Freedom of Information responses from 85 councils show that 707 surveyors were employed in December 2010, but this had fallen to 513 by December 2020. One council went from 10 surveyors to just two.
If the figure is replicated across the country, it would mean councils have lost in the region of 1,400 surveyors across the decade.
It comes as the country faces a major building safety crisis, with many buildings believed to have been incorrectly signed off as safe by inspectors.
John Hoban, the former surveyor for the Royal Borough of Kensington and Chelsea (RBKC), who signed off Grenfell Tower, cited the pressure created by a staff reduction from 12 to five at the council when grilled about errors at the inquiry into the fire last year.
The research carried out by Inside Housing shows that dozens of other authorities have also cut staffing levels in their building control departments, with some going even further than RBKC.

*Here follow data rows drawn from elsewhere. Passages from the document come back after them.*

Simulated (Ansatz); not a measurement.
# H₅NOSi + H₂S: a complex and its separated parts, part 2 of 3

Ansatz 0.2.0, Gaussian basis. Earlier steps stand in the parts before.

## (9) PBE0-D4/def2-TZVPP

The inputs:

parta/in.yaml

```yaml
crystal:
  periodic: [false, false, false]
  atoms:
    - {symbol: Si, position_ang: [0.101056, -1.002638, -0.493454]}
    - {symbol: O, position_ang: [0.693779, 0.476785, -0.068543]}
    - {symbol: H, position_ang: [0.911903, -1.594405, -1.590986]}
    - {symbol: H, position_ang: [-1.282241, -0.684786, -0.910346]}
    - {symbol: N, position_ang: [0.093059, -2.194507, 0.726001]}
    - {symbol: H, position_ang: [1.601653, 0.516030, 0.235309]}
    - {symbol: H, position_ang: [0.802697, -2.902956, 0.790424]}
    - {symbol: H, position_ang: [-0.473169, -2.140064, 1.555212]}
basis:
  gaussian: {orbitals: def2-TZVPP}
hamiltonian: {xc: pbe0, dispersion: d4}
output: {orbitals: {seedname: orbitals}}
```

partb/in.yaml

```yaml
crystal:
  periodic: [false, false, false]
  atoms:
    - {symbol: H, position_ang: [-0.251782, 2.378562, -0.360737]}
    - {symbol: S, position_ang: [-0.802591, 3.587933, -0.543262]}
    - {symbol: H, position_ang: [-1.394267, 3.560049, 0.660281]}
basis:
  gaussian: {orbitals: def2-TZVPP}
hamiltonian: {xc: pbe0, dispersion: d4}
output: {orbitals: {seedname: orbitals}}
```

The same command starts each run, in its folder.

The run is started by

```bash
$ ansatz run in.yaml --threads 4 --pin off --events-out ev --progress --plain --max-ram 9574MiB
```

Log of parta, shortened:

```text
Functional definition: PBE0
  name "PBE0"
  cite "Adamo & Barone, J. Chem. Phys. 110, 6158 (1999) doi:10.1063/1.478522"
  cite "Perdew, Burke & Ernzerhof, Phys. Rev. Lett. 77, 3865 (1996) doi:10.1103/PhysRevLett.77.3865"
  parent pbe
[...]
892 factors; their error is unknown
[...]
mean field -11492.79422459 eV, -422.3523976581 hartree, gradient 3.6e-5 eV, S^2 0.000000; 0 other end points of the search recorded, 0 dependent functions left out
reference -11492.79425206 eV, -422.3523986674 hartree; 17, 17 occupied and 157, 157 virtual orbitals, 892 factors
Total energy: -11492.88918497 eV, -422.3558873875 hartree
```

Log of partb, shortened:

Trafford Council in the North West, for example, started the decade with 10 building control surveyors and by 2020 it had only two. Bexley Council in south-east London went from 11.6 full-time equivalent staff to 3.8. And Sunderland Council dropped from 11 to five.
Thirty-three of the local authorities to respond (38% of the total) have cut their teams by more than a third.
A handful of organisations (four in our survey) have closed their services completely – either moving into a shared arrangement with another council or outsourcing the work to a private provider.
The reductions follow a central government requirement from 2010 to make building control services ‘cost neutral’, alongside the freedom to set their own fees locally.
This was supposed to give councils the ability to create a self-funding service by setting fees that were competitive with private sector organisations, which can also be used by builders to sign off projects.
Geoff Wilkinson, managing director of Wilkinson Construction Consultants, said the fall may have been exacerbated as a result of retirements.
“It was obvious a few years ago that there was an age time bomb approaching, because when you looked at the number of surveyors over 50, you could see a large number were due to retire around now and recruitment had not been coming in to replace those people,” he said.
Lorna Stimpson, chief executive of the Local Authority Building Control (LABC), a representative group for local authority inspectors, says: “Has austerity touched local authority building control? I think austerity has touched all local authority services and that’s a bigger political issue.
“It is definitely something we are aware of at LABC, which is why we started over four years ago looking at performance standards and education. We are also recruiting people into public service building control and trying to keep them there – that has been an absolute priority for us.”
A spokesperson for Trafford Council said that the number of surveyors it employed had dropped “because of natural retirements” and “significant competition” from the private sector for staff. However, it added that it is “committed to developing a stronger in-house team” and that it plans to recruit more staff.
A spokesperson for Sunderland Council said that its reductions “reflected reviews and the remodelling of the council’s infrastructure, planning and transportation sections”.